Updated: Damage Assessment Begins After Deadly Sunday Tornado
At least one person died and thousands are still without power after a tornado ripped through Greensboro Sunday evening.
The National Weather Service determined the storm to be a "high-end EF-2," with maximum possible wind speeds of 135 miles per hour. Once it touched down, it cut a path about 300 meters wide.
Superintendent Sharon Contreras said Hampton, Peeler and Erwin elementary schools sustained the most damage, and there are other schools that need to be assessed. All Guilford County schools are closed Monday.
WFDD's David Ford spoke with Assistant Greensboro Fire Chief Dwayne Church early Monday morning to get the latest on damage, safety tips and what comes next.
On where the worst of Sunday's storm hit:
Well yesterday, right [around] 5:00 p.m., we had a confirmed tornado touch down on the east side and northeast side of Greensboro. And from what we can tell from the damage it looks like it started just east of [U.S. 29 and I-85], it touched down there, and most of the damage was from Willow Road on the south end all the way up to the Old Town Road right there at White Street, close to Phillips Avenue.
On what residents need to do now to stay safe:
One thing right now is we still have a lot of power outages...mostly around the eastern/northeastern part of the city. What we would tell people is "if you see any power lines, stay away and treat all power lines that are down on the ground as if they are alive and they're active."
That would be the biggest concern for us right now is people trying to come in and get in the debris. Some of these houses are unstable and we don't want anyone trying to get in and sift through debris without us doing it first and checking on the stability of the structures.
On what happens next:
Our first priority [Sunday] was really to check on the residents, and we stayed up until about 3:00 a.m. last night, units out, going house to house, and checking on the safety of our residents. We weren't really able to do much of a damage assessment because of the light.

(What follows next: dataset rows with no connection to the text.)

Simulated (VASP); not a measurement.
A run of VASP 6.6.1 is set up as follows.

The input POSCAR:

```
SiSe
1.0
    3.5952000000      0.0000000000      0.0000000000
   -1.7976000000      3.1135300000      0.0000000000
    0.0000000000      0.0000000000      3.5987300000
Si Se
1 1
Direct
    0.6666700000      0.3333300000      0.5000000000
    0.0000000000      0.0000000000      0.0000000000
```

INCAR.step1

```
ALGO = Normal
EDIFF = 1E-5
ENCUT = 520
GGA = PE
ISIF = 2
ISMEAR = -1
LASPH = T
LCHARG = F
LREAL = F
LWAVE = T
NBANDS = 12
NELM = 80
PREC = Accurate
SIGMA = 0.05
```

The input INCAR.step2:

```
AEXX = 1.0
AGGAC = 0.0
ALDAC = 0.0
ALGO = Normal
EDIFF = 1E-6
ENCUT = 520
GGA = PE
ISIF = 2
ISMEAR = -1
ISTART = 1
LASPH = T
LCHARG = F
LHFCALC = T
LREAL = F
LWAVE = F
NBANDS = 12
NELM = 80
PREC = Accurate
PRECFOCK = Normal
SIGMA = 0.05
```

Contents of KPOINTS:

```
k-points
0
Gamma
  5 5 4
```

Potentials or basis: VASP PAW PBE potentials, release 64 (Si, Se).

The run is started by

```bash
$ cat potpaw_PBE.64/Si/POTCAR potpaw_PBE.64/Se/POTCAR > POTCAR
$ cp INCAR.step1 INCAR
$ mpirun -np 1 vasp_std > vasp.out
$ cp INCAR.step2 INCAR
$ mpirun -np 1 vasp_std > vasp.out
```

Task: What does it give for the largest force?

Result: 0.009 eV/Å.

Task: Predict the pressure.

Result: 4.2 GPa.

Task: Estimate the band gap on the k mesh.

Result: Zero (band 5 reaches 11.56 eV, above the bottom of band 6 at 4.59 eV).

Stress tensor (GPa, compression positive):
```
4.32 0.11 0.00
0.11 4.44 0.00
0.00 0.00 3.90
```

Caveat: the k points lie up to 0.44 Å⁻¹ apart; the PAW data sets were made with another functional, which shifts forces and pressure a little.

Now that it's daylight, today our priority will be doing those damage assessments and looking for any dangers. We'll have some building inspectors going along with us, and we'll be condemning structures as we go along, and just trying to keep the residents safe. If a structure needs to be condemned we'll want to keep those residents out of those structures just to protect them.
(Ed.: This transcription has been lightly edited for clarity. The story has also been updated with a storm classification from the National Weather Service in Raleigh.)